The Office for Budget Responsibility estimates that 14,000 fewer affordable homes will be built as a result to this change. However estimates from the sector are higher. National Housing Federation Chief Executive David Orr said “At the very least, 27,000 new homes will not now be built, though that figure could be much higher. The right to buy for housing association tenants further compounds this.”

As the latter comment makes clear, this is not the only change the sector is bracing itself for. The government have pledged to extend the Right to Buy to housing association tenants. Assumed by many to have been a policy the conservatives were expecting to drop in the course of coalition negotiations, their electoral success means they are now planning to press ahead with it.

The previous Coalition government’s reforms changed the business models of many housing associations. Higher ‘Affordable rents’, set at up to 80% of market rates, gave associations higher future income streams to borrow against to finance new construction. With the assets underlying these loans now liable to be sold off at a discount, bank lending into the sector may dry up, significantly reducing housing associations’ ability to build.

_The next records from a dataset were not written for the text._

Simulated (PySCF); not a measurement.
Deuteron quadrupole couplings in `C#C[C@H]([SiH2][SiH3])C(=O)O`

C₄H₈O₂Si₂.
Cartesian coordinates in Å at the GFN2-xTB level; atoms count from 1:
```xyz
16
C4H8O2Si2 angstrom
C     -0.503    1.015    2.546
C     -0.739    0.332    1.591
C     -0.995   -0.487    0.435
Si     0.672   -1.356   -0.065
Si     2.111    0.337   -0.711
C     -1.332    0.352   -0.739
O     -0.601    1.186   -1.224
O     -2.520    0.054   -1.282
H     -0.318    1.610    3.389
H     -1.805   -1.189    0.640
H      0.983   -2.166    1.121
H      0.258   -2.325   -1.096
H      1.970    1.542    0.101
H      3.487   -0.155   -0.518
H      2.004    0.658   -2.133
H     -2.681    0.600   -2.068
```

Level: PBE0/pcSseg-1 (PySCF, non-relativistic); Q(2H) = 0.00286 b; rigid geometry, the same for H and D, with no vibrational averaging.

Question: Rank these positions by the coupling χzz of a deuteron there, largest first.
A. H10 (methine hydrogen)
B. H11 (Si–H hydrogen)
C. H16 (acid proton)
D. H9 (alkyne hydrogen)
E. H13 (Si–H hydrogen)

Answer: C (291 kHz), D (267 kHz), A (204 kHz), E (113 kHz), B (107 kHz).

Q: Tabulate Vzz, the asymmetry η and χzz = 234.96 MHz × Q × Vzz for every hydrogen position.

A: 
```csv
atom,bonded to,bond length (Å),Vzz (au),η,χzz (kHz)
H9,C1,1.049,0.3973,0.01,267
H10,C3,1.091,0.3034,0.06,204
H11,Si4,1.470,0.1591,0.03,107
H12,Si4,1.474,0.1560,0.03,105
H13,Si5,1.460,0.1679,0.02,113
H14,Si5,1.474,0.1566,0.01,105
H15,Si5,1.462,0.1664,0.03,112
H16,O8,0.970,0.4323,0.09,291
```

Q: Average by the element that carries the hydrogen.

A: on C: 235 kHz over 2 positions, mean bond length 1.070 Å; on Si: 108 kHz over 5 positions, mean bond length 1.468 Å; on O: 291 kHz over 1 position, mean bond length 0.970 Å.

And the sector seems prepared to fight on this one. Architect’s Journal, Glenigan’s sister company, report that Peabody Homes chairman Bob Kerslake is considering legal action over the policy. He is quoted as saying, “When Peabody was founded George Peabody put in about half a million pounds to build homes for the poor in London. That’s the equivalent of around a billion pounds now. The point is that [these aren’t] the government’s assets to sell off.”

Glenigan previously forecast 14% decline in social housing starts by value this year and a further 10% drop next year. The latest changes mean that even this may be somewhat optimistic.